Powell: Tapering Might Begin This Year, Rate Hike Far Off

Powell said that the central bank may begin tapering its $120 billion/month asset purchases this year, although a rate hike will not be coming soon.


Jerome Powell, chair, Federal Reserve, Blockworks Exclusive Art by Axel Rangel


key takeaways

  • Powell stays on script that inflation will be transitory
  • Rate hikes are unlikely to come in the near future

Federal Reserve Chairman Jerome Powell said that the central bank may start to scale back its asset purchases this year during his virtual Jackson Hole policy forum address Friday. He also stressed that the recent inflation surge will fade in time. 

During the July meeting, “I was of the view, as were most participants, that if the economy evolved broadly as anticipated, it could be appropriate to start reducing the pace,” Powell said Friday, referring to the Fed’s $120 billion monthly asset purchase pace. 

Powell noted that the economy has progressed since July in terms of employment numbers, but the rise of the delta variant may pose additional challenges. 

“The intervening month has brought more progress in the form of a strong employment report for July, but also the further spread of the delta variant,” Powell said. “We will be carefully assessing incoming data and the evolving risks.”

Stocks gained on the news. The energy, materials and communication sectors pushed the S&P 500 higher Friday after closing lower on Thursday. 

“The market is taking Powell as slightly dovish, and then it seemed a bit confusing because he did say that the Fed is going to taper QE starting this year, but we always expected that,” said Tom Essaye, founder of Sevens Report Research. “That’s what everybody’s expected and priced in, instead what Powell did was spend most of his speech pushing back on the idea that inflation is a problem.”

Inflation chart

Powell continued to insist that today’s 4% inflation will not be lasting, also claiming that today’s wage increases are unlikely to impact inflation significantly. 

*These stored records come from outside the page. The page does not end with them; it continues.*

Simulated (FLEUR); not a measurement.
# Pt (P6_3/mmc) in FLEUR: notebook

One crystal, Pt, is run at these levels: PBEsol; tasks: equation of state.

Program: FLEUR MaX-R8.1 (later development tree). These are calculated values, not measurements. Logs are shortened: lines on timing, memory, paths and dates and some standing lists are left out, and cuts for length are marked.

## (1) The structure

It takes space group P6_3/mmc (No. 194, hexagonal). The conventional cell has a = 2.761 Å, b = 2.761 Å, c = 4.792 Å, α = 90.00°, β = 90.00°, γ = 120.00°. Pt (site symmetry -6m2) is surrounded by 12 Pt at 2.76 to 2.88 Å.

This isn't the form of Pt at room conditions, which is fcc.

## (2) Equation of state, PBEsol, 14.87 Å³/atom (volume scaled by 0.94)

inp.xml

“We will continue to monitor this carefully, policymakers and analysts generally believe that as long as longer term inflation expectations remain anchored, policy can and should look through temporary swings in inflation,” Powell said. 

There will not be any interest rate changes, Powell said, until the economy reaches “conditions consistent with maximum employment,” and inflation has reached 2%. 

June’s quarterly projections revealed that seven of 18 Federal Open Markets Committee participants believed raising rates next year would be appropriate. Thirteen expected rate increases would be appropriate by 2023. 

“I agree that 4% Inflation is transitory, I think that some of what we are seeing is not to go away,” said Essaye. “I think that inflation is going to run between 2% and 3% now pretty consistently, which isn’t necessarily a problem, but it’s also something we’re not used to.”  

Powell’s address comes as President Biden weighs whether or not to nominate the head of the central bank for a second term.